A new deal?

Does anybody go beyond the pondering of the employment situation lately, or where it is going? Everybody wonders about what the future holds for the American economy. People, except for a very few eternal optimists, feel skeptical in regard to achieving a secure, affordable position in society at present. The questions that come to mind is that if I get employment, how long will it last? If not, how long will I have to hit the pavement, and with how many people will I have to compete until I finally find work? These are questions that a great deal of people face today, especially the upcoming college graduates. How much education does an individual need now to obtain a decent standard of living? It seems that a mere bachelor’s degree doesn’t make a person any more employable that having a trade or other skill. The educated need to get additional training and obtain strong connections. These two factors are of significant importance for the future. There are jobs out there in America, but they are more difficult find because of the dismal recession we are in right now.

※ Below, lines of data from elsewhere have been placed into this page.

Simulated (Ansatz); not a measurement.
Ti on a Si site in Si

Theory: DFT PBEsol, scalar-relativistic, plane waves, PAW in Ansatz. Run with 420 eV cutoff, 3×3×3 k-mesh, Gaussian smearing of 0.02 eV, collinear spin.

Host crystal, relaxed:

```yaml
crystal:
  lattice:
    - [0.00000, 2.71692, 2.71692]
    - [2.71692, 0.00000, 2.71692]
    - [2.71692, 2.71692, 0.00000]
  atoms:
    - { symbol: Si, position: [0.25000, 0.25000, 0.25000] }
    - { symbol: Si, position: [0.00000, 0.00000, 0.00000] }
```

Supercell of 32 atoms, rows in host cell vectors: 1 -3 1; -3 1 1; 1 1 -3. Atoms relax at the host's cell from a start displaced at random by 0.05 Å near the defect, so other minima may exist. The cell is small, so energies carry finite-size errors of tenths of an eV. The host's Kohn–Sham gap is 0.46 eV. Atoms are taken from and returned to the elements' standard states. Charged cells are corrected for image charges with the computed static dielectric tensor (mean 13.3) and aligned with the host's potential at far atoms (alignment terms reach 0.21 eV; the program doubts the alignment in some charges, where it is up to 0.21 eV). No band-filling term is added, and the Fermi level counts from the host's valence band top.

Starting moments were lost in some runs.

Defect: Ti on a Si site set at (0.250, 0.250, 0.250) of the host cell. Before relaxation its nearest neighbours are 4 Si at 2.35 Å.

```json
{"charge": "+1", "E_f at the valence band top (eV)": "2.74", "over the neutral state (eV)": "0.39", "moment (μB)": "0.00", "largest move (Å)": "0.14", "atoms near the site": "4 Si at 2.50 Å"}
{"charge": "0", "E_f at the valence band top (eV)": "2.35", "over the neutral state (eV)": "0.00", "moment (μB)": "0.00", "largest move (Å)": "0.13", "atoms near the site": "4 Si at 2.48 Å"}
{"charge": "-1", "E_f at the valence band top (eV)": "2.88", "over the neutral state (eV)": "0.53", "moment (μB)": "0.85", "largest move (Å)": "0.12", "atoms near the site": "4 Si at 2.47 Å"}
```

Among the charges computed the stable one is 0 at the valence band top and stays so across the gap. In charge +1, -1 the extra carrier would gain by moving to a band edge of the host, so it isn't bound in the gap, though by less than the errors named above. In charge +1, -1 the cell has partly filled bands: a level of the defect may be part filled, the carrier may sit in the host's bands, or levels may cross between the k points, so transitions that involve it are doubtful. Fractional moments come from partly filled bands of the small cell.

Americans need to understand that blaming the employment shortage on the global economy won’t do any good. Moreover, hoping that our caring, supportive government will remedy this shortage of employment won’t solve the problem either. Is there a solution to this macro_level dilemma? I speculate that America needs to go beyond internalizing the present_day employment shortage. We need to regain some hope, and help each other out during the present crisis. This is a serious domestic problem that should be addressed by everyone whether they are employed or not. President Bush probably looks forward to his upcoming state of the union address more than I do. He will undoubtedly give us a song and dance act regarding more jobs in America. What seems evident however, is that our country is on the brink of another depression like that of 1929. I feel that generating more minimum wage jobs just won’t be enough for us. Don’t you think we are overdue for another New Deal?